Quiet Machine Studio

on-this-day · september 26

The Parthenon on the Acropolis of Athens, showing the damage from the 1687 explosion

the parthenon on the acropolis of athens, damaged by the 1687 explosion. source: wikimedia commons

When the Monument Became the Magazine

On this day in 1687 — The Parthenon was severely damaged by a Venetian bombardment. The Ottomans stored gunpowder in it.

2 min read

On September 26, 1687, a Venetian mortar round struck the roof of the Parthenon. The Ottomans had stored several tons of gunpowder inside. The explosion killed around three hundred people, blew out the central section, collapsed most interior columns, and sent sculptures that had survived two thousand years tumbling from the frieze. The damage done in those seconds took more from the Parthenon than all the preceding centuries combined.

The Parthenon had stood on the Acropolis since 438 BCE -- originally a temple to Athena, designed by Phidias under Pericles. Its proportions were obsessively refined: columns lean slightly inward, horizontal surfaces curve gently upward, optical corrections designed to counter how the eye perceives regular forms. The building was an argument made in marble.

It survived, in varying states of use, for over two millennia. Christian church, Catholic church, mosque -- each conversion brought modifications. But the structure remained largely intact. Then the Ottomans chose it as a powder magazine precisely because its walls were so thick. The building designed to endure eternity was relied upon for its physical strength in a military conflict.

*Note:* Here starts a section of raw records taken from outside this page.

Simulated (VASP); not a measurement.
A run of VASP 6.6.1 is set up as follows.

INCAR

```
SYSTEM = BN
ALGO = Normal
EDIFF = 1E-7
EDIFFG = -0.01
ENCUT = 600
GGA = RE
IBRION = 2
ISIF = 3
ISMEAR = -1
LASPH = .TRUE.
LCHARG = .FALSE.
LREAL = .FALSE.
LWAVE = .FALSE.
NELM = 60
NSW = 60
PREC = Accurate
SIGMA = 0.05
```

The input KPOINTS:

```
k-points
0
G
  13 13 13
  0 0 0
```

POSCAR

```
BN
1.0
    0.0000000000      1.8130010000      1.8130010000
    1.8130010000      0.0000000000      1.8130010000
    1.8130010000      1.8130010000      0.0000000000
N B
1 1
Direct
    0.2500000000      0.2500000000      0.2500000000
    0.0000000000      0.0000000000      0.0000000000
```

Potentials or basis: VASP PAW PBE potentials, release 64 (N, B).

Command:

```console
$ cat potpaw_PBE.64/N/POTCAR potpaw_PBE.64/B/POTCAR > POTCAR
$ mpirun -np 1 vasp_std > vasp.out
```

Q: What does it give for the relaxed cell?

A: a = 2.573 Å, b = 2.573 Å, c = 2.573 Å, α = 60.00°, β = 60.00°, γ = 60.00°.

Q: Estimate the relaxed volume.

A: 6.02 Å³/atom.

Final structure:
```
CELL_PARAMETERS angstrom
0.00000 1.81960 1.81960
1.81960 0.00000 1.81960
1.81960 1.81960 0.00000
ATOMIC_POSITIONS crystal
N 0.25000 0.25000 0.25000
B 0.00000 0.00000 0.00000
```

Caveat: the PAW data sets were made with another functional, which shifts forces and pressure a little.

Painting depicting the ruins of the Acropolis of Athens after the 1687 siege

the ruins of athens after the 1687 siege. source: wikimedia commons

Francesco Morosini led the Venetian siege. Afterwards, he attempted to remove surviving sculptures as trophies -- and dropped them, shattering them on the ground. In the following century, Lord Elgin shipped substantial portions to London. Those "Elgin Marbles" remain in the British Museum, still subject to return negotiations.

The Parthenon now stands as it has since 1687: a magnificent ruin. Current restoration uses reversible methods and laser-cut replacement marble. The building teaches that even the most carefully considered forms exist within historical circumstances that can overwhelm any architecture. It endured two thousand years. What ended it was gunpowder stored in the wrong place at the wrong moment.